We have all seen the pictures of the devastation in Japan, but I think the most incredible pictures I have seen so far have been the before and after high-resolution satellite pictures along the coast.
Check out the following link for even more incredible pictures from Google. You can actually move the bar back and forth to see the before and after. The power of water is incredible. It is easy to understand after looking at these pictures why the greatest devastation from hurricanes comes not from the wind, but the water.
It is hard to go from those scenes of devastation to our quiet and nice weather this week. Let’s all count our blessings and do what we can to help the people in Japan.
We have not hit 60 degrees in SE Wisconsin since November 22nd when it was 65 degrees. We have a good chance of hitting 60 on St. Patrick’s Day this Thursday. I am being conservative and putting in 57 for our high right now, but if we get enough sunshine we could easily be into the 60s. This is starting to be a trend on St. Patrick’s Day. Last year we hit 59 and in 2009 it was a record 75. Maybe there is the luck of the Irish at work.
Our snow pack will likely disappear as the week goes on. Here is the current snow pack around the country.

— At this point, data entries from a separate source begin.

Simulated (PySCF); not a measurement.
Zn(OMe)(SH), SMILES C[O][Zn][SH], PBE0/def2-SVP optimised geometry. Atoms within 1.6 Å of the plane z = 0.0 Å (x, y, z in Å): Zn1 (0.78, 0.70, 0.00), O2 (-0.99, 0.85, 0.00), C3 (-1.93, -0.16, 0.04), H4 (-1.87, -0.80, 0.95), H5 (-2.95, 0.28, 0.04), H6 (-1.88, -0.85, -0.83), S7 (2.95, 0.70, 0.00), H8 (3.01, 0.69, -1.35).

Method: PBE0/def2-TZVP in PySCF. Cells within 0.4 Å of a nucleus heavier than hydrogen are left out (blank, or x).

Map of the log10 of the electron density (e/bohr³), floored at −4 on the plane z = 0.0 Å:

The “signature” storm is still set to arrive Monday-Tuesday of next week. The early indications are that this will be a wet storm and not white. The low looks like it will stay well to our north. If the low stays far enough north and we can drag in enough warm air I am concerned about the possibility of severe weather in our area. Here is the GFS forecast for next Monday night.
The european model also has the low well to the north, but not in the same configuration as the GFS.
The GFS has a stronger low pressure center and the European model washes out the surface low as it moves across southern Canada. I would tend to side with the GFS when comparing this to the previous signature storms on February 1-2nd and December 11-12. As always, it will be fun to watch.